Eric says the word steampunk and I fall into a two-day coma because NO ONE CURR. No more steampunk! ENOUGH STEAMPUNK! NO MAS. Sarah does awesome costuming! And Roy’s idea is great. And Nicole is INFURIATING because she designed her character for a male model! But she had to take a female model! And she was going to crossdress her model to get the character she wanted! And then Ve made her nervous! AND I DON’T UNDERSTAND WHY HER CAPTAIN CAN’T JUST BE A FUCKING WOMAN! And then she’s like, “I wanted a DUDE like GRRRR” and bulks her hands out around her and I want to reach through the screen and pull each of her teeth out one by one.

Alana is having a complete and total breakdown about how young she is! And how she’s never done anything this big before! And blah blah blah. Again, there’s one of these every year. Roy’s having the CALMEST breakdown because his cowl is stuck in his mold. And I feel his pain! And he’s so CALM. And I guess there are some good things about aging?! Like not FREAKING OUT when things go wrong? I can look forward to that, right? … Anyone?

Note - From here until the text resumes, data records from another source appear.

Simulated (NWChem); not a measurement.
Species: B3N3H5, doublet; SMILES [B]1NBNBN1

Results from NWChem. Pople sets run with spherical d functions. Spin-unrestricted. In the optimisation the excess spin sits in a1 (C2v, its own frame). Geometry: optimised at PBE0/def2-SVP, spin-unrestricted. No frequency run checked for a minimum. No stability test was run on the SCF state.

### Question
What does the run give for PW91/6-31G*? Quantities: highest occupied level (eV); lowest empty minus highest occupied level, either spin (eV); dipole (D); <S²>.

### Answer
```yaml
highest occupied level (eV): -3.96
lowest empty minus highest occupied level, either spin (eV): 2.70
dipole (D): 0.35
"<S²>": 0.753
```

In the commercial break, they play an ad for Hot Set and my girlfriend goes, “Is that like Face Off for sets?” and I go, “Yeah, I think so.” and she goes, “They should have called it Set It Off.”

“You just want to do all these things calmly,” Rod says when we return. This is good advice, I think.

Nicole whines a bunch about how she’s never done this! And never done that! And how everyone else is doing all of this! And she doesn’t know how! And she directs all of her crazy at Tommy who stands there and absolutely does not react or respond. It’s kind of glorious. Because then he rounds everyone up to go help ALANA clean out her mold because she’s just sitting in the parking lot rocking it back and forth in her arms and crying. Or at least that’s what it looked like TO ME.

Alana is like, “THERE ARE ANGELS ALL AROUND ME” and it’s real uncomfortable.

FINALLY WE GET TO THE FUN PART. And everyone starts slapping shit on their models and ratting their hair and explaining stuff to them even though they obvs don’t give a shit.

Alana also gets injured again. Again. It’s like she’s me.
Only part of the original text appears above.